Research and Innovation Intern
Projects: UX Research and Data Visualization
Date: June-August, 2015
Problem: This research focused on the organization’s website in an attempt to understand major usability issues that impede users from getting much-needed information about the organization and its work.
Process: Interviews and Heuristic Evaluation
Deliverables: Two reports detailing findings and recommendations for improving the organization’s web design.
For this study, I conducted 6 interviews with FLA staff. Five interviews were in person and one by email. Participants hold various roles and positions in the organization and use the website for various tasks, including looking for assessment reports and tracking charts, checking lists of affiliates, and using the “About Us” page to find other staff profiles.
To select potential users for interviews, I created a list of staff members based on the frequency with which they used the website. All interviews were approximately 30-minute long and audio-recorded.

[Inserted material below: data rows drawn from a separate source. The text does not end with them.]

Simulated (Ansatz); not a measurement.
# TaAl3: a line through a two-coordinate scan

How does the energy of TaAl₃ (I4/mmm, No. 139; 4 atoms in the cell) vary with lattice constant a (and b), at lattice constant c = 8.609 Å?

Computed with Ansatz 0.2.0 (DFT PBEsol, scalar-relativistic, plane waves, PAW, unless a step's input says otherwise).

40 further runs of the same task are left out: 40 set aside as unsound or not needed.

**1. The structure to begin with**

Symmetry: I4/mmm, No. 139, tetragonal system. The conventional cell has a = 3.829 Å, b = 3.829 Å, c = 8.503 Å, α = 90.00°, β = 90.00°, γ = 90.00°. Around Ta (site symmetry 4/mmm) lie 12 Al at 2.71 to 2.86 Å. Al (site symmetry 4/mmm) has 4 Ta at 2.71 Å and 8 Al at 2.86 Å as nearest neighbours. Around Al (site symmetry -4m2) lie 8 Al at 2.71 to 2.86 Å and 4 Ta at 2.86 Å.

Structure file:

Following interviews, I qualitatively coded all interviews looking for major themes. I analyzed each interview based on several criteria: users, their goals when reaching the page, and pain points defining user experience on the organization’s website. I also paid particular attention to the frequency of users’ navigation to the website to evaluate the severity of problems. A report detailing Findings and Recommendations can be shared upon request.
I used Nielsen’s (1994) usability heuristics to perform an individual evaluation of the webpage, focusing on two main scenarios:
- The user goes to the Fair Labor Association website to find information about the organization. This is the first time for this user on the organizational website.
- The user is a current visitor on the FLA’s web page. Starting from the home page (http://www.fairlabor.org), he/she uses the “Search” box to find all Nestle reports produced by FLA during the last two years.
The above tasks were created following interviews where users talked about their difficulty in finding information on the website. The search for information — either about the organization itself or about organizational documents — is also the most frequent task performed by users who arrive on the page, given the organization’s public role as a multi-stakeholder association advocating for labor justice.
To evaluate the site in accordance with the heuristics criteria above, I performed the evaluation in three passes, with a subset of 3-4 heuristics examined per pass and rated individually. This ensured that all heuristics were carefully considered for each component of the product’s interface. Ratings of heuristics are on a scale of 0 (not a usability problem) to 4 (usability catastrophe). They were determined based on the criteria established by Nielsen as follows: frequency (is the problem common or rare?); persistence (can users overcome the problem once they are aware of it?); impact (is the issue easy or difficult for users to overcome?); and market impact of the issue (is this likely to impact severely the popularity of this product?). On finishing the evaluation, I identified top issues and performed a final pass in order to prioritize those issues of utmost importance for Fair Labor Association. A report with Findings and Recommendations following can be shared upon request.
I used visualization tools to create infographics to present FLA research on code violations, such as child labor, wages, and benefits noncompliance, in the multinational agricultural sector. The infographics created focus on productions of cocoa and hazelnut in Cote d’Ivoire and Turkey respectively and on Syngenta corn farms and were published in the organization’s final annual report. Samples of this work can be seen below. More can be shared upon request.
Role played: Research, Ideation, and Review
I worked with Data Kind in Washington DC to design a geomapping application using CartoDB. Following a process of ideation and several review steps, we mapped worldwide factory assessments conducted by Fair Labor Association. Data can be sorted by year, code element, and country.